Jordan Baseman’s excellent art piece which was displayed at the Collective Gallery in Edinburgh earlier this year tiptoes cleverly around some of the aesthetic and political issues that surround Britain’s civic modernist heritage.
The main work is an elegaic piece, called A Hypnotic Effect, which follows a lifelong gym user, Ian Colquhon, who lost his legs in a fire at the age of 24. Colquhon is unable to swim but works out in the nearby weights room and spends time watching the water. ‘You’ve got a lot of good memories down there,’ he ways at one point. ‘I’ve only ever been able-bodied in one dream,’ at another. Baseman is a clever documentarist who listens closely to what his interviews are saying. Instead of representing, this beautiful hymn to the role of the has played in the life of one man, and by extension, the city itself with lingering shots of concrete stairwells, he has thought hard not about what the building gives him but about what the building gives to his subjec. Beautiful but bewildering ripples play on the screen, over which Colquhon’s wise words skirt the edges of melancholy.
What the Commonwealth Pool gives is space and an unassuming architecture upon which can be grafted the needs of Edinburgh’s citizens. When I was a child, the dramatic mezzanine, which thrust out over the submerged pools contained a café, which served chips that could be smelt from the entrance. Today it is a kids soft play area. I remember when they put the flumes in which snaked outside the building and briefly into the wild landscape of Holyrood Park. I remember when they took them down again. In the room were the weights room now stand, I did judo. Badly. For a month. This space was designed to be used and reused and changed. It will close soon for a full refurbishment and reopen in time for the Glasgow Commonwealth Games in 2014. A civic space for Scotland as well as Edinburgh.

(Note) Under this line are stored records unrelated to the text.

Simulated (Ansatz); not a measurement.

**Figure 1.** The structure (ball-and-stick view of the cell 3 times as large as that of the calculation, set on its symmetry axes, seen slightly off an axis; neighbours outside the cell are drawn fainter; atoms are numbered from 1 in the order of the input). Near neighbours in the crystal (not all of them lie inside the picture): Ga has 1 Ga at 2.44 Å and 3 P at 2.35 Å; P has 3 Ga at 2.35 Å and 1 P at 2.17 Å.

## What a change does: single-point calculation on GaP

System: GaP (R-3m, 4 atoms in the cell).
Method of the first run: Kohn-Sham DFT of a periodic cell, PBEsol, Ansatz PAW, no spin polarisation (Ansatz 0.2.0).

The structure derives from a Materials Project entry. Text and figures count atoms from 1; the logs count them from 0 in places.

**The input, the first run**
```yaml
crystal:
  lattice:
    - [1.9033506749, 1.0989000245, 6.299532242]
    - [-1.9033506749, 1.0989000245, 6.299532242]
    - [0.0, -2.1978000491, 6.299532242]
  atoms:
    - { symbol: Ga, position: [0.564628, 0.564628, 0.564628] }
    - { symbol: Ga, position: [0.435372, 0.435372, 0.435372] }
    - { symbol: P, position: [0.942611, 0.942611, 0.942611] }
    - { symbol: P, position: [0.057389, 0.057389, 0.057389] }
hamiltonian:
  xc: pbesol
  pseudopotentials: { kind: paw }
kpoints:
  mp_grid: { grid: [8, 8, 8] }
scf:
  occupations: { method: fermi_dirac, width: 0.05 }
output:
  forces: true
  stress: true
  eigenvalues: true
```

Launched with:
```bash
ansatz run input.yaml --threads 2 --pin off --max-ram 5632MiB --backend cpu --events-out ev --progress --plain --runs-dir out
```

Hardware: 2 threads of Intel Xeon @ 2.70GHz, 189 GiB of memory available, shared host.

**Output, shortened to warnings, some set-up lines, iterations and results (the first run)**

Almost as telling and certainly a companion piece to Baseman’s langorous, touching piece about Colquhon is an adjacent interview with Euan Colam, the project architect from RMJM for the building. It’s a fascinating encoungter. Here you have a London-based artist who says that he ‘loves modernism’ interviewing an architect who can’t really understand how anyone can ‘love’ something that is so self-evidently the right way of approaching architecture. ‘I don’t quite know what you mean about the experiment of Modernism,’ he says at another point. A dour Scot schooled in the tradition of High Modernism with very little time for contemporary attitudes, which sees Modernism as a thing, a fetish relational object in itself, to be protected at all costs, indeed to be totemised in order to somehow conjur up again the political relationships which allowed it to flourish in the first place. (If only this were true.)
Baseman is smarter than that: more of an artist. He’s captured the importance of civic Modernism by encouraging us to remember that Modernism is about the play of space and light; a considered act by a designer rather than a fashionable aesthetic or a banner to wave in order to re-invoke a more familiar political relationship between state and individual.